Student dancer Nicolette Alberti travels to Istanbul

In the summer of 2014 I was given the opportunity to dance in Frozen Dream, an immersive dance theater project under the direction of choreographers Julia Ritter (also the Dance Department chair and artistic director, as well as a Mason Gross alumna) and Ayrin Ersoz. The production took place at the Santralistanbul Museum of Energy, a converted power plant in Istanbul, Turkey. 

It is truly amazing how much you can learn about yourself, your craft, others, and the world in just three short weeks. The cast consisted of 15 performers, half being American and the other half being Turkish. We spent every day together rehearsing. We quickly had to master the entire piece, which included learning how to dance on huge industrial machines all over the museum.

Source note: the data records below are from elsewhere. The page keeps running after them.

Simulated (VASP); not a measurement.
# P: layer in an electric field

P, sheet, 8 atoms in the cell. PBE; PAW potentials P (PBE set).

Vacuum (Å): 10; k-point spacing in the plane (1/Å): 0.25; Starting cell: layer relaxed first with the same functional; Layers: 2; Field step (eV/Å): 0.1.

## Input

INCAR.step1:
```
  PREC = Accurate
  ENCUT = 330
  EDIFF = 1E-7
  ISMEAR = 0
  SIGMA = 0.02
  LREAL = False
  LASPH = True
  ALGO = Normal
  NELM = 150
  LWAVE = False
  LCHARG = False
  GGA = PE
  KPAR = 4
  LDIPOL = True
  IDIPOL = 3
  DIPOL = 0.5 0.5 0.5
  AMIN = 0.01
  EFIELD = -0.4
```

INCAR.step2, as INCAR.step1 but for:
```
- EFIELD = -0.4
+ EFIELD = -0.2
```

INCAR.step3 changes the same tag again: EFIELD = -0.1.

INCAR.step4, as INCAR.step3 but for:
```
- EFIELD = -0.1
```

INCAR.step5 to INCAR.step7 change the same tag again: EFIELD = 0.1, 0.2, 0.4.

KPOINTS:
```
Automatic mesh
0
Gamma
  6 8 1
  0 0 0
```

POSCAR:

I learned so much from my Frozen Dream family. I learned that we’re not all that different even though we are from completely different parts of the world. One thing I took away from my Turkish friends was to never forget how strong our voice is and how we as individuals can make a difference. Sometimes it is easy to forget and easy to take life in the United States for granted.

Erdem Gunduz, one of the participating Turkish dancers, is internationally known as the “Standing Man” for his 2013 act of nonviolent resistance: He stood silent and alone for hours in Istanbul’s Taksim Square to protest the Turkish authorities’ attempt to ban gatherings there. It was so inspiring to work with young people who have the courage to take a stand for what they believe in. Hearing their stories influenced my dancing tremendously: It became easier for me to take risks and follow my instinct.

You feel such a rush while performing when you fully commit and put your whole heart into every movement without second-guessing yourself once.  I felt a stronger sense of self, making me a stronger artist. 

The immersive dance-theater aspect of this project has also changed my views of performance. Our audience walked through the museum while we performed, truly as if they had entered our world or dream. The wall between performer and audience was broken. I remember the moments that I and another person would lock eyes for just a few seconds, but it would feel like forever. This type of work is beyond rich and fulfilling. 

Frozen Dream was a living, breathing thing. Each performance was unique in its own way. The audience had the opportunity to influence the work, so you had to be prepared for anything.  It fine-tuned my problem-solving skills. If an audience member was in my way, I had to find a sensible alternative while remaining in character. The challenge was thrilling!

Some days by the end of the eight-hour rehearsals both my brain and body would feel like Jell-O. But nothing was more satisfying than finishing at the end of the night, looking at my dirty hands and saying, “I did it. I got through it.”